UK’s Co-op is replacing single-use plastic bags with biodegradable bags
The undeniably increasing amount of plastic being generated and used has led to an urgent need to reduce the production and to come up with better alternatives. A supermarket chain based in the U.K has made efforts to stop plastic waste production. Co-op is now going to replace the single use plastic bags with reusable and compostable shopping bags that are biodegradable in nature and will fail to sustain in the environment for too long.
Landfills are piling up at an exponential rate with the amount of plastic being generated. Co-op is going to cut down this amount by 60 million plastic bags after the replacement. The idea is first going to be implemented in Wales, England and Scotland which will later move on to the rest of U.K. Ever since 2014, Co-op has tried multiple other versions of this bag and is sending them out to locations where local food companies will accept them.
These biodegradable bags come under the umbrella of a larger plan to eliminate the damage being done to the environment. The steps needed to attain this goal include managing healthy eating, food waste and finding efficient energy saving methods.
The new compostable carrier bag. Co-Op HQ. Angel Square, Manchester. 19th September 2018. Photographer – Neil O’Connor (UNP).
The final plan is to completely eliminate the use of plastic bags in the span of the next five years and to stop the sales of black plastic which is the most difficult type to recycle. By 2023, they aim to get completely rid of plastic and to use a minimum of 50% of their recycled plastic to make other products like pots and bottles.

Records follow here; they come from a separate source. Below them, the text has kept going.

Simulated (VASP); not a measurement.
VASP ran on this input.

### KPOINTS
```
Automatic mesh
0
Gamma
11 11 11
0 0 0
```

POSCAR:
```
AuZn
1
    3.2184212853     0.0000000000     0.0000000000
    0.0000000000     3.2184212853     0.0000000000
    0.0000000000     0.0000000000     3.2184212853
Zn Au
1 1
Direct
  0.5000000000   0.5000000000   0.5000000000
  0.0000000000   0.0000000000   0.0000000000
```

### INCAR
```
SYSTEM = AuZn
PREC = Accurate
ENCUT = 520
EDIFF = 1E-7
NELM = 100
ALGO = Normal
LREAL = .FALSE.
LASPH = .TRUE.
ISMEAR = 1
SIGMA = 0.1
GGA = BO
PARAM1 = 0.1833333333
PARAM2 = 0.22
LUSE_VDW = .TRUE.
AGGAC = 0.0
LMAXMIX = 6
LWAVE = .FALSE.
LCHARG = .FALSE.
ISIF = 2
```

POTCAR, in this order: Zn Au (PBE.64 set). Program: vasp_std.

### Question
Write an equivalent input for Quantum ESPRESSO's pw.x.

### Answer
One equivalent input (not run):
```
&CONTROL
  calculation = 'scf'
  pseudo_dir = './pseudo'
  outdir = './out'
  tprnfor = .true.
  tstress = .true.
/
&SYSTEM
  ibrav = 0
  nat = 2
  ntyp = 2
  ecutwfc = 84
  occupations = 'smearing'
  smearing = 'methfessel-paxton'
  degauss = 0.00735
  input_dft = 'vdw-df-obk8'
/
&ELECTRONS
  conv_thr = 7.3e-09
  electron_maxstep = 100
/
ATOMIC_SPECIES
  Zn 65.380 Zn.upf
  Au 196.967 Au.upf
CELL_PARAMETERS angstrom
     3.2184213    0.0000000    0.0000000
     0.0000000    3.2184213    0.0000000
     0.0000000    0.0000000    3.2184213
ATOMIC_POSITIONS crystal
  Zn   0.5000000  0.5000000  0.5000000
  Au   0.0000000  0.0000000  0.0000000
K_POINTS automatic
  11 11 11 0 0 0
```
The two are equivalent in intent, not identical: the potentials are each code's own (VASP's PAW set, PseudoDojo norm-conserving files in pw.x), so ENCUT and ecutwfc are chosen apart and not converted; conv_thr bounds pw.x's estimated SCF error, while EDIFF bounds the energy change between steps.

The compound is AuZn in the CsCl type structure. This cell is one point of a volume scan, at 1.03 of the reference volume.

Other supermarkets are also working towards this goal by implementing various methods. For instance, Lidl U.K. has decided to stop using plastic trays for fruits and vegetables and to displace any plastic being used in their meat section. Asda claims they are halfway through their plastic reduction goal along with Waitrose which is also doing its part to help save the environment by stopping the use of plastic to carry loose vegetables.